Until 90 days from the date of this prospectus, all dealers that effect transactions in these securities whether or not participating in this offering, may be required to deliver a prospectus. This is in addition to the dealer's obligation to deliver a prospectus when acting as underwriters and with respect to their unsold allotments or subscriptions.

 
29

 

Part II
 
Information Not Required In The Prospectus
 
Other Expenses Of Issuance And Distribution
 
The estimated costs of this offering are as follows:
 
*Securities and Exchange Commission registration fee
  $ 0.00  
Accounting fees and expenses
  $ 7,000.00  
Legal fees and expenses
  $ 5,000.00  
         
Total
  $ 12,000.00  
 
*Pursuant to Rule 457(p) under the Securities Act, the registration fee is set off against fees previously paid.
All amounts are estimates other than the Commission's registration fee.
 
We are paying all expenses of the offering listed above. No portion of these expenses will be borne by the selling shareholders. The selling shareholders, however, will pay any other expenses incurred in selling their common stock, including any brokerage commissions or costs of sale.
 
Indemnification Of Directors And Officers
 
INDEMNIFICATION OF DIRECTORS, OFFICERS, EMPLOYEES AND AGENTS

Our officers and directors are indemnified as provided by the Delaware General Corporate Law and our bylaws.

Section 145 of the Delaware General Corporation Law provides that a corporation may indemnify directors and officers as well as other employees and individuals against expenses (including attorneys’ fees), judgments, fines and amounts paid in settlement actually and reasonably incurred by such person in connection with any threatened, pending or completed actions, suits or proceedings in which such person is made a party by reason of such person being or having been a director, officer, employee or agent of our company. The Delaware General Corporation Law provides that Section 145 is not exclusive of other rights to which those seeking indemnification may be entitled under any bylaw, agreement, vote of stockholders or disinterested directors or otherwise. Article V of our bylaws and Article VI of our certificate of incorporation provide that we shall indemnify our directors and officers, our employees and other agents, to the fullest extent permitted by the Delaware General Corporation Law and that we shall pay the expenses incurred in defending any proceeding in advance of its final disposition. However, the payment of expenses incurred by a director or officer in advance of the final disposition of the proceeding will be made only upon the receipt of an undertaking by the director or officer to repay all amounts advanced if it should be ultimately determined that the director or officer is not entitled to be indemnified.

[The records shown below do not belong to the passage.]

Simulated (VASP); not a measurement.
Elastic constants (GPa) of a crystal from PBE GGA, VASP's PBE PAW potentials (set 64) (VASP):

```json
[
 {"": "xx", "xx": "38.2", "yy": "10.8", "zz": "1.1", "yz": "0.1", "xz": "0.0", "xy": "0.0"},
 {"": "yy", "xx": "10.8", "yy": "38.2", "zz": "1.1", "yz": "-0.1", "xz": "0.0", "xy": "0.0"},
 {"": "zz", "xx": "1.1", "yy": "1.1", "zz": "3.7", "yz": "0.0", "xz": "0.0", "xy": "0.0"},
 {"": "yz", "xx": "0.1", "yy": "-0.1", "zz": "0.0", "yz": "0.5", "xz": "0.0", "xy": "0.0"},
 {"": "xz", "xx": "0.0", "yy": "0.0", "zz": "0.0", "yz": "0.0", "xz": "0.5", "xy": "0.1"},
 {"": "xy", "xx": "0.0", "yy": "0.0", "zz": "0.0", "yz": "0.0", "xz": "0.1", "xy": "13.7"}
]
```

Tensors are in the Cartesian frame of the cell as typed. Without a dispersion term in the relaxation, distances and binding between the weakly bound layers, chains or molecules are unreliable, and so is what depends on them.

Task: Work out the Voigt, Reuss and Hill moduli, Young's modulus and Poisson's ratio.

Section 102(b)(7) of the Delaware General Corporation Law permits a corporation to provide in its certificate of incorporation that a director of the corporation shall not be personally liable to the corporation or its stockholders for monetary damages for breach of fiduciary duty as a director, except for liability (i) for any breach of the director's duty of loyalty to the corporation or its stockholders, (ii) for acts or omissions not in good faith or which involve intentional misconduct or a knowing violation of law, (iii) for unlawful payments of dividends or unlawful stock repurchases, redemptions or other distributions, or (iv) for any transaction from which the director derived an improper personal benefit. Our certificate of incorporation provides for such limitation of liability.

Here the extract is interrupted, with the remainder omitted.